Sarkozy breaks off holiday for emergency debt crisis meeting
President Nicolas Sarkozy interrupted his vacation on the French Riviera Wednesday to hold an emergency government meeting on the debt crisis rattling global markets.
Sarkozy, who was at the seaside home of his pregnant pop star wife Carla Bruni, and other European leaders had come under fire for staying on their summer holidays as turmoil engulfed the financial markets.
But the right-wing president has now returned to Paris to meet Wednesday with his prime minister -- who has broken off a holiday in Italy -- and finance and budget ministers as well as the French central bank chief, his office said.
Sarkozy's return came as the debt crisis eased somewhat after the European Central Bank began buying Spanish and Italian bonds but investor jitters continue on fears the US and eurozone debt crises will spark a new recession.
European stocks rallied in opening deals on Wednesday, driven by sharp gains in Asia and on Wall Street overnight after the US Federal Reserve said it would hold near-zero interest rates for two years.
But the eurozone debt crisis continues, fuelled by fears that Spain or Italy might default on their debt and possibly spark a break-up of the currency shared by 17 countries.
EU leaders are trying to implement a July 21 agreement aimed at beefing up the euro's defences. But many of the measures need national parliamentary approval and that process that could drag on to the end of the year in some cases.
The debt crisis has turned public deficits into a major issue in the run-up to next year's presidential election in France, which has not produced a balanced budget in three decades.

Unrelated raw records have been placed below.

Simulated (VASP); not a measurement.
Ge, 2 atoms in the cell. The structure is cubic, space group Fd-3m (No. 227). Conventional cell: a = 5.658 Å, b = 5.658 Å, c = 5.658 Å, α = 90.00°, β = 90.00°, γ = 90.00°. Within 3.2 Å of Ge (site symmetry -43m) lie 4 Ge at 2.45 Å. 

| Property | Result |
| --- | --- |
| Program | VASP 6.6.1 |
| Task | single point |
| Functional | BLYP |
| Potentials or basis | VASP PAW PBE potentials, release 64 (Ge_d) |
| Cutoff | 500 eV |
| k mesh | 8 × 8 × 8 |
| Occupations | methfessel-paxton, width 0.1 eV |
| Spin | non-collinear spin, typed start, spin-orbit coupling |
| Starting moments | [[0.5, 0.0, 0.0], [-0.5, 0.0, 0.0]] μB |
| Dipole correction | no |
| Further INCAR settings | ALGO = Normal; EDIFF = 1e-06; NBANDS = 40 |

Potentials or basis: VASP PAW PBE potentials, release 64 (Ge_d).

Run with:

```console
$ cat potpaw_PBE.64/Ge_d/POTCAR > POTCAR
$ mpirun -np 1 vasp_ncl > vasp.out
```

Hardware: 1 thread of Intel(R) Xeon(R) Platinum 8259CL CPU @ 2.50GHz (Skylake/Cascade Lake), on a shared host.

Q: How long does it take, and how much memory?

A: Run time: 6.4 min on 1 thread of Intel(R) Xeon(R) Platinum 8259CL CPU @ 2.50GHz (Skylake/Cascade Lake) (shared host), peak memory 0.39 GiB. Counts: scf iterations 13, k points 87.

France is often cited as as a possible candidate for losing the coveted top credit rating after the United States, which Standard & Poor's last week stripped of its its AAA status.
But the government has been insisting that it will meet its deficit reduction targets, even if interest payments on France's public debt are set to be the biggest expense for the state this year.
Sarkozy is also attempting to write a deficit-balancing "golden rule" into the constitution that would make balanced budgets obligatory for future French governments but the opposition Socialists are blocking the move.
The French deficit currently stands at 5.7 percent of gross domestic product and the government has vowed to reduce it to 4.6 percent of GDP next year and to 3.0 percent, the EU limit, in 2013.
But the International Monetary Fund said last month that France would probably need extra action to cut its public deficit in 2012 and 2013 as falling growth threatened to complicate economic recovery.
It said that without further efforts France was set for a public deficit of 3.8 percent in 2013, still above both the EU limit and the government's forecast.
The French central bank this week forecast that France would grow by only 0.2 percent in the third quarter.